Convex combination of Dirichlet random variables

gamma distributionprobabilityprobability distributionsprobability theory

For positive integer $k$, let $(X_1,\ldots,X_k)\sim\mathrm{Dir}(\alpha_1,\ldots,\alpha_k)$ be a probability distribution over $k$ items drawn from a $k$-component Dirichlet distribution and $p=(p_1,\ldots,p_k)$ be another fixed distribution. What is the pdf of the random variable $Q=\sum_{i=1}^k p_i X_i$?
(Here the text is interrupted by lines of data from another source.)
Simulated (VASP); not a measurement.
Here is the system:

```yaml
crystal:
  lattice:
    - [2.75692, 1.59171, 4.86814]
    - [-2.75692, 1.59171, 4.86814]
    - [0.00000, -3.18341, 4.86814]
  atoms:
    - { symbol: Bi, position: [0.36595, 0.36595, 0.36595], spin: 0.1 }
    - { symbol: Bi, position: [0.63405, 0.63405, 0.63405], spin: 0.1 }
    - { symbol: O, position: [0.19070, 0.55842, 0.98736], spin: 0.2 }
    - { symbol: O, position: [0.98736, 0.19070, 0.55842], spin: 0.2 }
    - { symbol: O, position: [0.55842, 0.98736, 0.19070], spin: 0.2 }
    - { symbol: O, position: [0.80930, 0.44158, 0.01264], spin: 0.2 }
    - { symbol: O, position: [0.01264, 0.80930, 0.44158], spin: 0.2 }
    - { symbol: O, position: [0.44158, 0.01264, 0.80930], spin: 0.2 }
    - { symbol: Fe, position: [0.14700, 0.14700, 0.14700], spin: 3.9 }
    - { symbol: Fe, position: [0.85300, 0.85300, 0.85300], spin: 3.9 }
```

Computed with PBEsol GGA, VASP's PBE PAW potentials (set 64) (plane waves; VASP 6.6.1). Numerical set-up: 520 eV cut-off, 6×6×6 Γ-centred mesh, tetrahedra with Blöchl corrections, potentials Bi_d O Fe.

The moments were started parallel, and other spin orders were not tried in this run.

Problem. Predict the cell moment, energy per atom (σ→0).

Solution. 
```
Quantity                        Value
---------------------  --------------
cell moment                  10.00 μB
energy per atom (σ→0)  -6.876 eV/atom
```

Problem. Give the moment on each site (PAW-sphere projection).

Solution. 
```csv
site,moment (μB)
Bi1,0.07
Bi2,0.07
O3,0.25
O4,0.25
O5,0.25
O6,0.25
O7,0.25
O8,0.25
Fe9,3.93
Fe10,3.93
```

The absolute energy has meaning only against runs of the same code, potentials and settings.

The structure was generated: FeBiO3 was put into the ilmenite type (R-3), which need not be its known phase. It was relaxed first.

If each $X_i$ were independent gamma random variables with parameter $\alpha_i$, i.e., $X_i\sim\mathrm{Gamma}(\alpha_i,\beta)$, then this would be easy: by linearity, $Q\sim\mathrm{Gamma}(\sum_{i=1}^k p_i\alpha_i, \beta)$, following the notations in this lecture note. The Dirichlet random variables can be obtained by normalizing the gamma random variables, and the marginal of each component is a beta random variable. A way to show this is the case is done by observing that if $Y_i\sim\mathrm{Gamma}(\alpha_i,1)$ for $i\in\{1,2\}$, then $\frac{Y_1}{Y_1+Y_2}\sim\mathrm{Beta}(\alpha_1,\alpha_2)$. This requires that $Y_1$ and $Y_2$ are independent from this post.

I suspect that $Q$ is a beta random variable, since it looks like a convex combination of gamma random variables up to normalization. An obstacle that prevents me from showing this is that for $X_i\sim\mathrm{Gamma}(\alpha_i,\beta)$, $\sum_{i=1}^k p_i X_i$ is no longer independent of $X_1+\ldots+X_k$ (unless $p$ has some special form). Was convex combination of Dirichlet components studied before? Any comments will be appreciated.

Best Answer

There is no well-known distribution for the weighted sum of a random vector with a Dirichlet distribution. However, as partially checked in this old answer, the beta distribution can be a good approximation for it (you do not need to normalize the vector $p$ as it is already normalized).

This 2023 paper derives a novel integral representation for the density of a weighted sum of Dirichlet distributed random variables (Appendix A.1, page 15); you can use it if you want the exact distribution. This paper also presents various non-asymptotic Gaussian-based bounds for probabilities of linear transformations of a Dirichlet random vector.

Regarding your results: Note that for $c>0$, and $X$ and $Y$ that are independent with

$$X \sim \text{Gamma} (\alpha_1, \lambda), Y \sim \text{Gamma} (\alpha_2, \lambda),$$

we have

$$ cX \sim \text{Gamma} \left ( \alpha_1, \frac{\lambda_1}{c} \right ) $$

$$X +Y \sim \text{Gamma} \left (\alpha_1+\alpha_2, \lambda \right).$$

Hence, generally there is no $\alpha'$ and $\lambda'$ such that $$p_1X+p_2Y \sim \text{Gamma} \left (\alpha', \lambda' \right), $$ unless $p_1=p_2=p$, for which we have $$pX+pY \sim \text{Gamma} \left (\alpha_1+\alpha_2, \frac{\lambda}{p} \right).$$